There are a lot of questions on hyperthreading, but not a lot of answers. There is no shortage of opinions, but very few are based on significant first hand experience or solid test data.
We know that the hyperthreading technology in the older generations of the Intel processors was not well received by the SQL Server community. Hyperthreading in the newer generations of the Intel’s Nehalem-based Xeon processors, however, is decidedly better implemented, and it appears to be much better received by the SQL Server community.

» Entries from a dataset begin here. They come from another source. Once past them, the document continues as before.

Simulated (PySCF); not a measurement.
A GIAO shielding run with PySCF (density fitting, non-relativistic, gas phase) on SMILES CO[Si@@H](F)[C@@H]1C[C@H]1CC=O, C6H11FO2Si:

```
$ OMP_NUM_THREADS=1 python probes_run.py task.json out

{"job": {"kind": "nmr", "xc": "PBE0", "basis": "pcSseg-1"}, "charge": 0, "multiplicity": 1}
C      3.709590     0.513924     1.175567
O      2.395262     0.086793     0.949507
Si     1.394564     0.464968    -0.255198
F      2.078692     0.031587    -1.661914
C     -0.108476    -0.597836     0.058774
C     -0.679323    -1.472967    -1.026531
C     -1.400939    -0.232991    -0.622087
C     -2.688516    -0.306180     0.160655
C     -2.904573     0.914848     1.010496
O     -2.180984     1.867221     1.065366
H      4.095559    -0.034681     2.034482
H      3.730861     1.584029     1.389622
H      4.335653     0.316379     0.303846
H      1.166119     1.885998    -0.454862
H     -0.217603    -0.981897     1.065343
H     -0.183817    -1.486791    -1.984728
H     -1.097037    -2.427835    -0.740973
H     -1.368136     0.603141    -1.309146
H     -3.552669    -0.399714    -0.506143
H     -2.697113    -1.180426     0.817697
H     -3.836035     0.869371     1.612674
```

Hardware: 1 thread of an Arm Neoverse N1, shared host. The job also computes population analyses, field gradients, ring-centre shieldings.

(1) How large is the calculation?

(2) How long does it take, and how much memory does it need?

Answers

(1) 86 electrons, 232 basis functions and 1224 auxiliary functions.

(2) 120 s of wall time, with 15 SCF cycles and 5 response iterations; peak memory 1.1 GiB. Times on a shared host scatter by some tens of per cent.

I have done some tests with the Intel Westmere-EX processors, exploring how its hyperthreading feature may influence various types of SQL Server workloads. And my experience from these tests is generally positive. In fact, I have not seen any significantly negative performance impact that could be directly attributed to enabling hyperthreading. I plan to post some of my empirical observations. The intent is not to settle any issues. Rather in keeping with my own tradition, it is to contribute some data points to this very important subject.
In this post, I focus on the performance impact of enabling hyperthreading on reporting queries. Since there is a large number of variables that could heavily influence the results of any hyperthreading related test, quite a bit of attention is paid to ensure repeatability of the test results.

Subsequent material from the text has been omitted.